Why are you learning Python if you haven't needed it before?

Many of the tools I use have Python embedded right in there and I need to do things that the tools don't do natively.

I can read Python and understand it, but not really write it from scratch without stumbling through and reading lots of docs, StackOverflow, and GeeksForGeeks.

I need to manipulate some data using Alteryx that comes from an API call. For reasons that are dumb, but insurmountable, Alteryx cannot call this API directly.

Alteryx has Python embedded and even includes an embedded Jupyter IDE. I have Python code that makes the API calls and pulls down the data.

The only way to get the data out of the Python blob is using a pandas datastream. Any field that was a list or dictionary in the original data, is just a string when it comes out in the same pickle format you'd get if you did a print from Python.

Alteryx doesn't understand pickle format. It barely understand JSON. But I need to convert pickle to JSON and I cannot find a reliable way to do that just using character substitution and regular expressions.

I can't get the data out of Python in JSON format unless you know how to force pandas to represent the data as JSON instead of native Python dict and list. Alteryx properly converts the other datatypes to Alteryx-native datatypes, just not those.

There are tools in Alteryx to unnest objects and flatten arrays but they have to be valid JSON.

When I try just replacing ' with ", None with null, True with true, and False with false, I get errors which I assume are from replacing an embedded or escaped '.
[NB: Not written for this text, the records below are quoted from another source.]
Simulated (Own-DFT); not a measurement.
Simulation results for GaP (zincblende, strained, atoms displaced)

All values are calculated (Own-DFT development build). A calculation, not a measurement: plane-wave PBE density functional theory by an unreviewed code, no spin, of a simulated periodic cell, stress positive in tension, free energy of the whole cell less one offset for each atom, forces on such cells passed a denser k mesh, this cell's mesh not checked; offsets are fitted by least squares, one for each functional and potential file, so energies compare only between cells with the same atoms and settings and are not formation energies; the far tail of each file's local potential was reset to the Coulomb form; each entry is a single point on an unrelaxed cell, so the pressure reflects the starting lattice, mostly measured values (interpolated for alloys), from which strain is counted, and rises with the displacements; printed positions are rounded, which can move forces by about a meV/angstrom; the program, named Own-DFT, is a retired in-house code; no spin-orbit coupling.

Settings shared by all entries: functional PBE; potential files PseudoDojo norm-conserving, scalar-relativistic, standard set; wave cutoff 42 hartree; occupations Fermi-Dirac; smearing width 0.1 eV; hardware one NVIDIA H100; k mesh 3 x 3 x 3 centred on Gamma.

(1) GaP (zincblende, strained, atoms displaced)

Alteryx error messages are terrible. The input is 18,000 lines, each one a dict to be parsed. I convert them to what I think is valid JSON and send them to the JSON parser which returns this error Missing comma or '}' after an object member. at character position: 170. Not which line it happened on. Not any context where I can search or find it. Just that.

Would anyone have a reliable way to convert the strings of pickle to valid JSON?

#Python #Alteryx #JSON #PCRE #regex #Pickle

It was this.

"[concat(parameters('vmname'), '/', parameters('extensionname'))]"

Still, if anyone knows a cool and good way to detect single quotes embedded in a set of doublequotes and then escaping them using just pcre, that would be cool.

@jrdepriest You'll have to check this in Python, but in JavaScript strings and PCREs seem to allow arbitrary characters to be escaped using \x followed by the hexadecimal for the character.

$ node
Welcome to Node.js v18.19.1.
Type ".help" for more information.
> "\x27"
"'"
> /\x27/.test("a'b")
true
> /\x27/.test("ab")
false
>

@coderCyclist

I was able to get it working in Alteryx by using two regexes.

First REGEX_Replace([data], "'([^']*)': '([^']*)'", '"$1": "$2"') and then REGEX_Replace([data_parsed], "'([^']*)': "+'"([^"]*)"', '"$1": "$2"')

Edit: I didn't know I could use the + for string concatenation inside a REGEX_Replace command until today. That will come in handy.

@jrdepriest That's not in Pickle (Python-specific serialization) format. From a quick web search, looks like an Azure Resource Management template string. Maybe Azure has some generic helpers to deal with those?

https://learn.microsoft.com/en-us/azure/azure-resource-manager/templates/template-expressions

Template syntax and expressions - Azure Resource Manager

Describes the declarative JSON syntax for Azure Resource Manager templates (ARM templates).

@tero You are correct. The overall data is pickle but the API is returning that Azure string in lieu of an actual hostname for a single host out of over 18,000 with hundreds of other Azure VPCs. I don't know why it only screws up that one host.